Today is the first leg of my big rail trip. We’re taking two trains, the first from Wakefield (in Yorkshire) down to London and the second across to Paris.
The first leg is fairly straightforward… in theory. A Virgin Trains East Coast service from Wakefield Westgate to London, using the Leeds Branch of the East Coast Mainline. 200 miles by rail, 2 hours, top speed of 125mph. In practice, it didn’t go so well.
After a farewell to our parents, the first thing we did at Wakefield Westgate was get our tickets down to London. Eurostar had provided us with a booking reservation number to collect them. We were rather surprised to get 1x Adult and 1x Child tickets, when we’re both rather older than the 16-year-old cutoff for Child tickets. After a glance at our Eurostar tickets it became clear that my Youth (12-25) ticket must have been booked with National Rail as a Child - a bug in an automated system, no doubt.
The Wakefield Westgate ticket office couldn’t help, and my sister was booked on a specific train, so I had little choice but to buy a Super Off-Peak Single to London Kings Cross (£70 with my Railcard) and hope to receive a refund from Eurostar, given it was their mistake.

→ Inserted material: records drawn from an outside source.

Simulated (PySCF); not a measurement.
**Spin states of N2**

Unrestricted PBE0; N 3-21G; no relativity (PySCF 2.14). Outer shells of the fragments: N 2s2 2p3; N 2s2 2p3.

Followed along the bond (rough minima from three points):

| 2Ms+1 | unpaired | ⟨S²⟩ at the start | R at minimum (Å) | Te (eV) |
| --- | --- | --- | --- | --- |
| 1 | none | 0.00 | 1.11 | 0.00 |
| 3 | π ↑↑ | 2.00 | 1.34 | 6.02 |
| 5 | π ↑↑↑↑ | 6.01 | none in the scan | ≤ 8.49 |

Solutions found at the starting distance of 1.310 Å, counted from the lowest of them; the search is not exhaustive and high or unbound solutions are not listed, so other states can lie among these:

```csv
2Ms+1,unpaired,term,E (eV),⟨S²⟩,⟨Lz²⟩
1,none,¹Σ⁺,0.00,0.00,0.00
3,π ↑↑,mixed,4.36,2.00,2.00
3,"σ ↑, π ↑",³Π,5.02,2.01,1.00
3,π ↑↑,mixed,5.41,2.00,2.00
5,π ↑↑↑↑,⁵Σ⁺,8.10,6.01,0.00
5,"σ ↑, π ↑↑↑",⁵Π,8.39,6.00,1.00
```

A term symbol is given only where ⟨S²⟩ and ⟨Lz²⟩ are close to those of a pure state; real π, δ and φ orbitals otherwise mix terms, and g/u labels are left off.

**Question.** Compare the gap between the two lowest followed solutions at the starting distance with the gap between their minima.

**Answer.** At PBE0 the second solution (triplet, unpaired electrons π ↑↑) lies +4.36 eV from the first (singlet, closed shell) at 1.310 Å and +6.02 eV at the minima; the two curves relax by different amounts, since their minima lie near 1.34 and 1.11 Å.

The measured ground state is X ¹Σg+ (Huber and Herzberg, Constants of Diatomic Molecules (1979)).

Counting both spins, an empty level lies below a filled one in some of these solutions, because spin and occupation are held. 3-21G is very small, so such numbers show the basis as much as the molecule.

We had another 10 minutes before the train - far too little to talk to Eurostar and straighten things out - so we went to WHSmiths. Then we heard that our train to London was cancelled. Uh oh. So we waited an hour and got on the next service down - trusting that our thru-booking with Eurostar ensured no problems getting on the next leg to Paris.
Having made it to London St Pancras, Eurostar Support were fantastic in person, and we got on the 15:31 to Paris (two hours later than planned) with some vouchers to make things up to us.
We’re about 5 minutes into the Channel Tunnel now. It’s remarkable how little light is outside compared to what I recall taking the Car Transporter with my Junior School. I recall regular orange floodlights outside the window. Now there’s just regular green LEDs every 2 seconds.
Having just emerged into France, I’m struck by how huge the fields are compared to back home. Even the sparsely farmed hills of my origin are only 5 minutes walk a side - some of these I’m seeing must be as much as 20 minutes, but it does vary. I also notice the ballast is a much lighter colour, the houses a more angular and cleaner design. The pylons are different - not a million miles different, but noticably different.
We’ve spent the evening going up the Eiffel Tower, but I’m out of time to finish writing or find good nighttime pictures.